How to create a Windows 10 bootable USB on MacOS

You don’t need Unetbootin, MacOS’ Boot Camp, or Rufus for Windows to create a Windows 10 USB bootable drive on a Mac to install Windows on a PC.

I needed to install Windows 10 in a new custom-build PC. I don’t have a single machine running Windows at home, so using Windows to create the bootable installer was out of the question. I tried most of the recommended methods, but after booting from the USB drive and partitioning the disk of the new machine, the Windows installer always complained that it couldn’t find some files it needed for the installation.

Finally, I found the culprit on Stack Exchange. The Windows installer ISO image contains a file named install.wim, which is over 4G bytes long. The USB drive is formatted as FAT32, which cannot hold files over 4G. So, although you’ll find a file named install.wim on the USB drive after creating the installer, the file is corrupted and the installation fails.

The workaround is to compress the install.wim file on your Mac and copy the compressed file, which is around 1GB smaller, to the USB drive. After that, the Windows installer finishes without complain.

  1. Download Windows 10 as an ISO image from Microsoft.

  2. You’ll need an USB drive with at least 5G of space. Using MacOS’s Disk Util, format the USB to ExFAT or FAT (The exact format is not important for the Windows installer, but if your mainboard is not new the mainboard of the computer you are installing to can read the USB drive). Be sure to create boot partition (MBR) while formatting. You’ll need to select ‘Show all devices’ using the upper left button in Disk Util so you can select the whole device for formatting, and not only the available partition.

  1. Install wimlib on MacOS using homebrew:

$ brew install wimlib

  1. Double-click on the ISO file to mount it.
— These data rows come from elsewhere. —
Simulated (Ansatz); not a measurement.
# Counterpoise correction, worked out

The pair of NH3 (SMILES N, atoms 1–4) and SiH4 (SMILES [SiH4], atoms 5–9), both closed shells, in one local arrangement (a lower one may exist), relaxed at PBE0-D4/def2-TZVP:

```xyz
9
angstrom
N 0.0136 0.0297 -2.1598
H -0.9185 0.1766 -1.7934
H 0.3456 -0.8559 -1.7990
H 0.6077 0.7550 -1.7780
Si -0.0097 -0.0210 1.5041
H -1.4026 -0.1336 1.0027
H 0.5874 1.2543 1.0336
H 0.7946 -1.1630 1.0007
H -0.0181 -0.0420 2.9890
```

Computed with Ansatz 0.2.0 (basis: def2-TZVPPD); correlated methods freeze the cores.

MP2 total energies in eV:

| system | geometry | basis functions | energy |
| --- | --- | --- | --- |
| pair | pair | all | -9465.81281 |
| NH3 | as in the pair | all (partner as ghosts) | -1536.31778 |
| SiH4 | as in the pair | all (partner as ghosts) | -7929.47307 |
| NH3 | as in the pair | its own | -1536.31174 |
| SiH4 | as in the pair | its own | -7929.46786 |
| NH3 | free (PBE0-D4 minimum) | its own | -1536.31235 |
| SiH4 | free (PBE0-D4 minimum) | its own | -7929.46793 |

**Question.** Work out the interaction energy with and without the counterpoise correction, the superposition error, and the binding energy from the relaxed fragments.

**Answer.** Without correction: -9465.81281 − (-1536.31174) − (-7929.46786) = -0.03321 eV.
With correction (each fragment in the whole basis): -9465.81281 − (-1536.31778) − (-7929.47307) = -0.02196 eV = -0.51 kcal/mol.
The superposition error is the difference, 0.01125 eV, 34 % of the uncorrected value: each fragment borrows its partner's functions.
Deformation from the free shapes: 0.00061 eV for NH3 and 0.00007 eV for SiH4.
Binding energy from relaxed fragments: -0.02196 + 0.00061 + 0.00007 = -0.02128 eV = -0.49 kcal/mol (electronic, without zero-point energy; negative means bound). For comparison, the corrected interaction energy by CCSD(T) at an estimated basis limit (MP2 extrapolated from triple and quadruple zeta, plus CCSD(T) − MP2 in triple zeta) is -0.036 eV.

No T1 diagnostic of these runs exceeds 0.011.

  2. Select all files in the now-mounted ISO image and them to the USB drive. Depending on the speed of your USB drive, this may take 20 minutes or more.

  3. In the mounted ISO image, go to the sources directory, and copy install.wim to a folder on your Mac. (You cannot compress it directly inside the ISO image.)

  4. From the terminal, in the folder you just copied install.wim to, use wimlib to compress the file. Compressing the file will take a long time, probably more than an hour.

$ sudo wimlib-imagex optimize install.wim --solid

  1. Open the sources directory in the USB drive and delete the install.wim file.
  2. Copy your compressed install.wim file to the sources directory on the USB drive.
  3. Unmount the USB drive.

And that’s it! You now have a working Windows 10 installer created on MacOS.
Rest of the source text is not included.